Upper Room offers spiritual aids to tsunami victims

United Methodist News Service
NASHVILLE, Tenn.—The Upper Room, a United Methodist ministry that provides spiritual resources to people around the world, is focusing on emotional needs of tsunami survivors.
The Upper Room, is “seeking the best ways that we here can support our colleagues there (in the Indian Ocean area) to respond to the emotional and spiritual needs of their people and support the efforts of their churches,” said the Rev. Stephen Bryant, editor and publisher.
The Upper Room, a unit of the General Board of Discipleship, meets spiritual needs through devotional magazines, books and printed resources. Its flagship devotional guide, The Upper Room, is published worldwide in 73 editions and 44 languages.
When tsunamis hit more than a dozen countries around the Indian Ocean Dec. 26, Upper Room officials immediately tried to contact their editors and partners in the affected areas, Bryant said.
“It took several days, but we eventually heard from all of them about their well-being and the conditions of their countries,” he said.
The Upper Room has editions and partners serving people in nearly all of the Indian Ocean areas affected by the tsunami, including Indonesia, India and Sri Lanka.
In each of the affected countries, editors of regional editions are focusing on the basic survival needs of the people.
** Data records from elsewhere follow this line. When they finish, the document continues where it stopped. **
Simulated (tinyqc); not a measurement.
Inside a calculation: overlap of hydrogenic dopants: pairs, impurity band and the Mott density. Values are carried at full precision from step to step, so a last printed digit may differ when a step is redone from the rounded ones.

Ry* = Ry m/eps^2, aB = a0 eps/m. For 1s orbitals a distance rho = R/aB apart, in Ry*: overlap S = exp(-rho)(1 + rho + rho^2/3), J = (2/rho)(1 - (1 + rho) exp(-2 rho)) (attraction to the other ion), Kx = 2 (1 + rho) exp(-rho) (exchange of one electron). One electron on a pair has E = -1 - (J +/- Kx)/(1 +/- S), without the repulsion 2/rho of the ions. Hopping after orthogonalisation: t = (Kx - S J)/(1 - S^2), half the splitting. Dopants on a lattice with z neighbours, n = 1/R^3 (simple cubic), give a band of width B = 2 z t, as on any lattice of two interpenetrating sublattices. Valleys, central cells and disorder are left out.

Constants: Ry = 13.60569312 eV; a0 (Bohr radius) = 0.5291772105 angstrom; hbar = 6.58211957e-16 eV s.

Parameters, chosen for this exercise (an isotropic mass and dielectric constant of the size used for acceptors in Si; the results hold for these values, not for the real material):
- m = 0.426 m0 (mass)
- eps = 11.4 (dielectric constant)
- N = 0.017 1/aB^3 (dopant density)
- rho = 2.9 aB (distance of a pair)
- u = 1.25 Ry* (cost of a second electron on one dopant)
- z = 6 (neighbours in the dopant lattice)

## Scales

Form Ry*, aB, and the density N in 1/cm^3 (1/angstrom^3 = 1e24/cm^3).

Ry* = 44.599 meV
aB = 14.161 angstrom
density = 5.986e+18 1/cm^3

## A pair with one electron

“At the same time, we are talking with them about the next layer of relief—emotional and spiritual support for those traumatized by their severe losses,” said Bryant, a clergy member of the Southwest Texas Conference. “The spiritual healing, along with the physical reconstruction, will be the long-term ministry that the Upper Room in those areas must help support.”
Immediately after the tsunami hit and news of the devastation crossed the globe, the Upper Room hosted a public prayer service in Nashville. Upper Room staff prayed for colleagues, those killed, survivors and those providing rescue and relief. The prayer service is posted at www.gbod.org.
Church leaders in Sri Lanka want a small booklet of scripture and prayers to help with pastoral care and trauma efforts, Bryant said.
“We are making such a booklet available and helping them locally print a large quantity,” he said. “Our contacts have also told us they need teams of people trained in dealing with trauma to train others, an aspect of the relief effort that they say has been missing thus far.”
In other areas, Upper Room editors are considering larger-than-usual print runs of The Upper Room in their languages for wider distribution to those in need. Each of these editions will need additional support, Bryant said.